A table in a database has columns of information in it. Each column in a table represents an attribute that has values and sometimes the same value. The group by clause is used to identify rows that have the same value for the specified attribute (i.e. duplicate value) and return a single row of information instead of all the rows where the attribute has the same value.
The GROUP BY clause can be used on one or more columns.
The generic syntax of SQL GROUP by clause is as below.
SELECT expressions
FROM tables
[WHERE conditions]
GROUP BY column_name1, column_name2 ,…
[ORDER BY column_name1, column_name2 ,… ASC | DESC]
In this Syntax,
Note – The SQL GROUP BY clause must be specified after WHERE conditions if specified and must be preceded by the ORDER BY clause if one is used.
Let us see how it works starting from the simple (i.e. single column scenario) to the complex (i.e. multiple column scenario).
NOTE: Columns are also referred to as fields and the terms are used interchangeably.
We will use the below sample table for reference and example.
The below query will find the number of employees working from different locations.
SELECT
emp_location,
count(emp_id) 'no of employees'
FROM
employee
GROUP BY
emp_location;
Output
In the above example, we have applied a GROUP BY on the column emp_location and count aggregate function to find out the number of employees belonging to different locations.
Now let’s take a look at the usefulness of the GROUP BY on multiple columns.
Suppose we want to find the number of employees in each department in different locations. To achieve this we have to perform GROUP BY operation on both dept_code and emp_location columns.
SELECT
dept_code,
emp_location,
count(emp_id) 'no of employees'
FROM
employee
GROUP BY
dept_code,
emp_location
ORDER BY
emp_location,
dept_code;
Output
In real-world scenarios, most of the time group by are used along with aggregate functions to prepare the report.
For example, management wants to know the total number of sales that happened in a particular month for a specific product. In this case, count() aggregate function is along with the select list.
An aggregate function is used to perform calculations on a group and returns a unique value per group. There are different kinds of aggregate functions is available in SQL. For example, SUM() is used to get the sum of the specified column. Other commonly used aggregate functions are COUNT(), MIN() (minimum), MAX() (maximum), AVG() (average).
The GROUP BY clause in SQL groups the rows on the specified columns and an aggregate function returns the summary (count, sum, min, max, average, etc.) for each group.

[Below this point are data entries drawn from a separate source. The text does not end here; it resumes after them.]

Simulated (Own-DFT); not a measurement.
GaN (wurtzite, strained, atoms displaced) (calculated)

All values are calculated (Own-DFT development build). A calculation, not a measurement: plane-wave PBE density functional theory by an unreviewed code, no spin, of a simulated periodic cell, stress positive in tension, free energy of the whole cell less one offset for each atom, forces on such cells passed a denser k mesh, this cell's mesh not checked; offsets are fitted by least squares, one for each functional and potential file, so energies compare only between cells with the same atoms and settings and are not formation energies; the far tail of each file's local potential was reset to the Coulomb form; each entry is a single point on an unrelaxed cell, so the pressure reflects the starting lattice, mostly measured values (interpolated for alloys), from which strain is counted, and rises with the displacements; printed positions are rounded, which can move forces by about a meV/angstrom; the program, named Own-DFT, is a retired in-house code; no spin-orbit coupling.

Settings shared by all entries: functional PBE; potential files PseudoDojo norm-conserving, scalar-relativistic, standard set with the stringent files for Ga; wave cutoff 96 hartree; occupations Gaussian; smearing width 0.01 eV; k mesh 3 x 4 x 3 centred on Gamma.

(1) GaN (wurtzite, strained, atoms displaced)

For example, the following query returns the number of employees in each department.
SELECT
dept_code,
count(*)
FROM
employee
GROUP BY
dept_code;
If you are specifying more columns in the select expression but not specified in the aggregate function then those column names should be mentioned in the GROUP BY clause. Otherwise, the query will produce an error because there is no guarantee that those columns will return unique values to the group. For example, the below query will fail.
SELECT
emp_gender,
dept_code,
count(*)
FROM
employee
GROUP BY
dept_code;
Msg 8120, Level 16, State 1, Line 2 Column 'employee.emp_gender' is invalid in the select list because it is not contained in either an aggregate function or the GROUP BY clause.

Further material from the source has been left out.